Rob Tolmie, formerly managing director of Photo Create, is setting up a new wholesale fulfilment operation in Melbourne, under the trading name, PMI Imageworks.
Parent company PMI (‘Passion Meets Integrity’) located in the inner Melbourne suburb of Fitzroy, is one of Australia’s leading short-run digital printing houses, and among the top three Indigo sites by volume in Australia. PMI CEO Chris Zapris will head the new PMI Imageworks business, with Mr Tolmie (pictured right) as managing director.
Other leading executives have been recruited from the printing industry.
Rob Tolmie, who was was recently elected president of the US-based Association of Imaging Executives, is a world expert in operating a large scale digital fulfilment operation. His pioneering work at Photo Create in establishing one of the world’s largest facilities from scratch gives him unmatchable experience in Australia in this relatively new type of imaging business.
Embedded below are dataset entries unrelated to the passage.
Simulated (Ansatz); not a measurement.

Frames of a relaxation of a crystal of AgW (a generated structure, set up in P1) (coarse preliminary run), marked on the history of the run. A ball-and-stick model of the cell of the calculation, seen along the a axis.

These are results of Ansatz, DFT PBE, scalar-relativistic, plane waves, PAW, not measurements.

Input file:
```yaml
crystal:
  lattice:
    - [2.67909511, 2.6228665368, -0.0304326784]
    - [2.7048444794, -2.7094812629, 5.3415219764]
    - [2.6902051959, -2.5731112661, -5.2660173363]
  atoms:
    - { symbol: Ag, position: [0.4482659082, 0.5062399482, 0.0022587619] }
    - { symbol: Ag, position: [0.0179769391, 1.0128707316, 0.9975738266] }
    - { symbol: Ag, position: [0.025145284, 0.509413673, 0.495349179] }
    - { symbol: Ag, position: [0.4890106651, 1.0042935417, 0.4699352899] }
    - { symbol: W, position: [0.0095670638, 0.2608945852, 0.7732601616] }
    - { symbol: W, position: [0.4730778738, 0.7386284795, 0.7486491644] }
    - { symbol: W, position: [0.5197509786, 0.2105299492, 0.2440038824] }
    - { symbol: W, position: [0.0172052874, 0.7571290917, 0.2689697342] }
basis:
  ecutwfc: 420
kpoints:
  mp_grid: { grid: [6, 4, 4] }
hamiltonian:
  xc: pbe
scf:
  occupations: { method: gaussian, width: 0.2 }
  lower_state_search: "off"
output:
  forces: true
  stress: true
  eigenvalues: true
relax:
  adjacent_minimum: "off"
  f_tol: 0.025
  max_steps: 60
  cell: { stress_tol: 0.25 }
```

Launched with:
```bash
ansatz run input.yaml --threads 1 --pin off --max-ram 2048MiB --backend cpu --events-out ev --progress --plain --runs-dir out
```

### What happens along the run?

PMI Imageworks will operate out of an 80,000 sq ft facility in the suburb of Hawthorn and became fully operational last week. It will run multiple Indigo 7000 series digital printers for photo books, calendars etc, and offer the full range of photo gift and home decor products available from main competitor, Photo Create (along with the many photo retailers offering these services in-house).
PMI Imageworks will run refurbished, high-volume Fujifilm Frontier 390 machines for silver halide printing.
In addition, the centre will offer a new ‘direct-to-garment’ service using inkjet, rather than thermal transfer technology, which will expand the scope of customised printing onto clothing to natural fibres and coloured fabrics.
Another distinguishing characteristic of the new business, according to Mr Tolmie, is that ‘PMI Imageworks will not compete directly with our clients.’
He also said that, operating out of a capital city, PMI Imageworks was geographically well-located.
Photo Create, operating from the northern NSW country town of Glenn Innes, bills itself as the largest wholesale fulfilment house in the southern hemisphere, and also has operations in New Zealand and the US.
Australian customers include Big W, Harvey Norman and Domayne (via Fujifilm) and Camera House.
Mr Tolmie said PMI Imageworks had already secured some major clients, including some work from Snapfish, and garment printing specialist, Cafe Press.
He said that PMI Imageworks would be ‘agnostic’ when it came to its customers’ front end software, but would use its own workflow and order-tracking software, licensed from one of the world’s leading order fulfilment software developers.
‘Anyone can buy equipment,’ said Mr Tolmie. ‘But workflow software is critical, and a lot of companies overlook that.’
He said that refining the software infrastructure over his five years with Photo Create had been critical to the success of the business, and that an understanding of this issue had helped get the new PMI Imageworks operation up and runnng in just three months.
With the focus so far in making PMI Imageworks functional, the business doesn’t yet have a public website, or other marketing collateral.
‘I’m sure we’ll get around to it!’ said Mr Tolmie.